Like his spiritual precursor, Thoreau, Beston carefully observes nature. He names plants, insects, fish, and other aquatic life. He is particularly attentive to birds, noting their comings and goings. show more There are summer and winter species. Some hover close to shore, and others venture far out to sea.

His closest human companions are those who man the Coast Guard station at the Nauset light. He details their night watches and efforts to save storm-wrecked ship crews.

One of my favorite passages begins the next-to-last chapter of the book, in which Beston laments our neglect of the sense of smell and describes the fragrances of sand and surf in the changing seasons and weather.

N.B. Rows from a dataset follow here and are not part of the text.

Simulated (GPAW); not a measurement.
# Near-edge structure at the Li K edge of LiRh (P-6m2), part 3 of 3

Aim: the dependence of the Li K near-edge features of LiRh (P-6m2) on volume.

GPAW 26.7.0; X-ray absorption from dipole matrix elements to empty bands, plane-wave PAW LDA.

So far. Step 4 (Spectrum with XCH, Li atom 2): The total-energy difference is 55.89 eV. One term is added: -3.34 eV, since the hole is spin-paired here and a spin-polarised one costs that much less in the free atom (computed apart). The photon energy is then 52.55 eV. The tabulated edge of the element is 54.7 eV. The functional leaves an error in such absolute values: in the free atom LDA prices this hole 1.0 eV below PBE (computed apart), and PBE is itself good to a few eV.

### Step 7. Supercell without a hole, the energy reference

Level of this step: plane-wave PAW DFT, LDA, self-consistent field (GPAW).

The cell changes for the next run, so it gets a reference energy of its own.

Nearly a century on, the world Beston describes has continued to change. Much of what he lived among is now endangered; his call for “another and a wiser and perhaps a more mystical concept of animals” has gone unheeded, except for by the few. The house, named a national literary landmark, only stood for a half-century before being rent asunder in a fierce winter storm. But that loss, of a mark of civilization, is minor compared to that of the wildlife he lovingly observes. Seeing this passing world through Beston’s eyes, whether through the ten windows of his Fo’castle (as he named his house) or outdoors at all hours of the day and night, whether on the beach, dune, or at the salt marsh, tinged the pleasure of my reading with an elegiac sadness.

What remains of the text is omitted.